An actress arrives at the Academy Awards – or any awards show or movie premiere – and steps onto the red carpet.
A microphone is held up to her face. And the first – and quite possibly only – question she is asked is “Who are you wearing?”
Immediately, she is transformed into a walking, talking advertisement for a fashion designer, the red carpet reduced from a place of honor for an accomplished woman in contention for a prestigious award to a Fashion Week runway.
The Academy Awards are supposed to be an opportunity for actors and actresses to be honored for their work in film.
It is, as they say, an honor just to be nominated. An honor that will, at least for the women, likely be completely overshadowed before, during, and after the event by discussions of what they wear and how they look.
Their bodies, clothes, manicures, and purses will be scrutinized and criticized on television, print media, and the Internet.

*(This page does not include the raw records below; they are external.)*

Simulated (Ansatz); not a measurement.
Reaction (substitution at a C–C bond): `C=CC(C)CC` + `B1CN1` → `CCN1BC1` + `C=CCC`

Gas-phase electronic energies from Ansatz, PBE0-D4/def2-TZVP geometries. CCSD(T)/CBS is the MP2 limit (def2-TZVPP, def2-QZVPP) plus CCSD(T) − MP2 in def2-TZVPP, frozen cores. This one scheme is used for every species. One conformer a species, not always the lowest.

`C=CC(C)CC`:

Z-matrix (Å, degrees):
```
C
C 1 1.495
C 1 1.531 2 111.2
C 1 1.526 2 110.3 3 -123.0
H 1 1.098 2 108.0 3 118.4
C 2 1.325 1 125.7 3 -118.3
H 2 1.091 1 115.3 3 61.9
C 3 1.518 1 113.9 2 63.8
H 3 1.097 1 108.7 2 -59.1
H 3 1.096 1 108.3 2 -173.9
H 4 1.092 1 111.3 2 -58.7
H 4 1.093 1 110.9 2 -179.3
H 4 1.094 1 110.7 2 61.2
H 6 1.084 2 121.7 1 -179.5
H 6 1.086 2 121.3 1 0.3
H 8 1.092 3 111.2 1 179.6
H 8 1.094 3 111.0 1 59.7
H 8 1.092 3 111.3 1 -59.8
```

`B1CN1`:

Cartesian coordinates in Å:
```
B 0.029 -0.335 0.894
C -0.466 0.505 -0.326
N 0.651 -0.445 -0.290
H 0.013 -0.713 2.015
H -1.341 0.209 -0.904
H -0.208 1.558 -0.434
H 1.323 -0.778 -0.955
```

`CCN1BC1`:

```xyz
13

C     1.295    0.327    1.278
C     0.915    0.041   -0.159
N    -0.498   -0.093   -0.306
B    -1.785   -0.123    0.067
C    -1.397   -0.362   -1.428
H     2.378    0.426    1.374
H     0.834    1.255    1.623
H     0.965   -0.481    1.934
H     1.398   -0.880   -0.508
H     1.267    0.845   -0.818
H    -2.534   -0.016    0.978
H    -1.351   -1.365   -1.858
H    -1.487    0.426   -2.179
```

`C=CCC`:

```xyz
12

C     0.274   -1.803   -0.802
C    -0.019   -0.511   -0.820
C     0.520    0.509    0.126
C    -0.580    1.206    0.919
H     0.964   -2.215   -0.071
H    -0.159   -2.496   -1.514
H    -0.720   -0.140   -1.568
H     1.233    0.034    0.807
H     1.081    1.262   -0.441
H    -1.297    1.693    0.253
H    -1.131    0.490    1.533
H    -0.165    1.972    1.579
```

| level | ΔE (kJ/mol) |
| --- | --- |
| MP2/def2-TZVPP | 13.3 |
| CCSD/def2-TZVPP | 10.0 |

So-called fashion experts will weigh in on the style choices. They will compile best- and worst-dressed lists. And hoards of women will take to the Internet in droves to say mean things about actresses’ bodies and what they put on them in the comment sections.
This will serve to reinforce, in the strongest possible way, the notion that the way that women look is far more important than what we achieve.
And this fact will be pointed out by any number of people, all of whom will be met by a rather stunning amount of denial and justification.
“It’s not about shaming the actresses,” they tell us. “It’s about fashion” – as if we shouldn’t look at the ways in which fashion can be used to oppress women in general, as well as intersectionally along lines of race, class, size, gender, and dis/ability.
For example, women of color – when they are nominated at all – face not just the gauntlet of being compared to a standard of beauty that is only fully achievable through photo manipulation, but to a heaping helping of respectability politics as well.
Fat women, on the other hand, are reminded that fat is a master status that will forever overshadow anything that they could achieve, and that self-deprecation is expected – as is wearing clothing chosen for no other reason that it creates the illusion than they look different than they do.
And can you recall the last time an actress rolled the red carpet in a wheelchair, or walked using a mobility device?
It’s not just actors and actresses parading down those runways, but our narrow standards of beauty – white, thin, cis-gendered, currently able-bodied – too.
And those who don’t meet the standard are either excluded or are told – explicitly or implicitly – that they deserve stern criticism for their “shortcomings.”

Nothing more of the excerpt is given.